Cantwell Joins Secretary Perdue to Lay Out New Vision for Addressing Wildfires
Cantwell: We want every tool possible to increase forest restoration and to get firefighters the technology, resources they need
WASHINGTON, D.C. – Today, U.S. Senator Maria Cantwell (D-WA), the top Democrat on the Senate Energy and Natural Resources Committee, joined Secretary of Agriculture Sonny Perdue and bipartisan colleagues to unveil a new federal plan for addressing wildfires. Senator Cantwell highlighted projects in Washington state, including in Stevens County and Walla Walla, to show the benefits of science-driven approaches to reducing the risks from wildfires using new local coordination, technology, and funding.
Senator Cantwell focused her remarks on increased collaboration between state and federal partners, as well as making sure firefighters and communities have every tool and resource possible to increase their safety and effectiveness.
Earlier this year, Senator Cantwell ensured the bipartisan budget bill included legislation to fix chronic failures in wildfire funding and secured a commitment from Secretary Perdue and Secretary of the Interior Ryan Zinke to use unmanned aircraft technology this fire season.

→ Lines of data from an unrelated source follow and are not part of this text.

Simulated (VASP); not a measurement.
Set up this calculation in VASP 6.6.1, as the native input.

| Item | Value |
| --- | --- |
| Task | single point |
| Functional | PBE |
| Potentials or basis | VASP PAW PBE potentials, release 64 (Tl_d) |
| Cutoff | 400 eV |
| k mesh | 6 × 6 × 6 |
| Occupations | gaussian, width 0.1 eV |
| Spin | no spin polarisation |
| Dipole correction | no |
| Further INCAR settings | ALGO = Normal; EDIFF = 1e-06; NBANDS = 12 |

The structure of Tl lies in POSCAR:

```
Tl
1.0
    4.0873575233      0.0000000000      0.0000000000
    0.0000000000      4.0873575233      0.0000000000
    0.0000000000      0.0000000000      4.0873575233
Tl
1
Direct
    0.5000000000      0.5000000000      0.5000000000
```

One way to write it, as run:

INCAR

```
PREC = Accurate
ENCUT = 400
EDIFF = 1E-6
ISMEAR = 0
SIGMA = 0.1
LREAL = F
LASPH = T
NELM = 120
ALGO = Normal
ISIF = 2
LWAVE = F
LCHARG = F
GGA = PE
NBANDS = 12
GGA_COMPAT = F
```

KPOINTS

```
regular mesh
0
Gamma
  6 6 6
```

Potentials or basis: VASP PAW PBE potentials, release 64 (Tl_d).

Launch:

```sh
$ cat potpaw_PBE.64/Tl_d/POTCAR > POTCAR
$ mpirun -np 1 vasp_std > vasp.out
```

Senator Cantwell’s full remarks are below.
*** USDA’s full strategy can be viewed HERE ***
*** Video from today’s event is HERE (20:06) ***
Senator Cantwell Remarks
Secretary Perdue – “New Strategy for Improving Forest Conditions”
August 16, 2018
Senator Cantwell: Thank you Senator Wyden. It’s so good to be here with our colleagues from the Senate, Senator Murkowski and you Senator Wyden and Mr. Secretary so good to be with you today while you make this announcement and you Ms. Christiansen who is leading this effort from the Forest Service, so appreciative, and our new State forester.
We are here today because a few months ago, the U.S. Congress gave the Secretary of Agriculture and the Forest Service new tools to help fight fires. The advent of that has now been that they have come up with a new vision of how there implementing those new tools and it couldn’t come at a more important time. We’ve lost ten thousand homes in just the last year and wildfires have killed 43 people.
So we need to use the new tools, and we certainly need a new vision, and we certainly need to further cooperation by all entities. Why? Because the challenges we face with a changing climate and more dire conditions are allowing for more fire starts and more, in terms of, volume in the types of fires that are burning all across the west.
My colleagues and I have done a great job communicating to you what it’s like in the West right now. This has become the new normal. The new normal is small communities trying to fight fires with as many resources as they can but as their neighboring communities are also fighting the fires, sometimes they feel like they don’t have adequate resources. And we have communities that now, as my colleague from Oregon said, well… it seems like the new normal is a summer of smoke that just is becoming a huge health risk.
So we have to do more to reduce the risk and that is what the Secretary’s vision and Ms. Christianson’s vision does. It is about ensuring that we have efforts to scale, and face the real science around this problem, help our at-risk communities respond, and make sure our firefighters have adequate resources so they can be as safe as possible. Just this past week, a drone was used to identify a new spot fire right behind where firefighters were fighting so they were alerted to the potential danger and risk of that fire coming up behind them.
We want every tool possible used that was authorized in the Omnibus bill, but what the Secretary’s vision does is to continue to spread the new technologies, but also the management. The concept is to do more fuel reduction. Use your resources to make sure that the collaborative efforts to reduce fuel are being prioritized. Those priorities. I so appreciate Mr. Secretary because you are looking at where the largest risks are to communities—in the urban-interface of our forests. Your vision includes trying to help the city of Walla Walla, which was concerned about its drinking water. For the Umatilla National Forest, the potential threat of fires there would impact the watershed. It is such an important watershed for that region.
Or in the Northeast corner of our state… what’s called (the Colville National Forest project), now called the “Chewelah A-to-Z” project, is really about trying to create more fuel reduction—to protect the city of Spokane from devastation if a fire approaches from the North.
So this vision about putting these tools together includes ideas. The Pine Pilot which was just about prioritizing what many academics tell us are our most at-risk forests. Literally, those are the ones that are going to burn. So that fuel instead would help store that carbon… and I will point out that Spokane just announced one of the first blocks of net zero CLT building. So people are trying to do the smartest things to help us reduce the fuel and build smarter. And your new stewardship contracts will give foresters and the mills better certainty about their supply, which I think will help us in the future as well.
So thank you for putting this plan in place and thank you for being aggressive on coordination. Our best thing we can do is work together on hasty response. Putting the fires out now as soon as they start so that they don’t grow in the future. We do have a new normal, and we have to meet it with a very, very aggressive response. Thank you.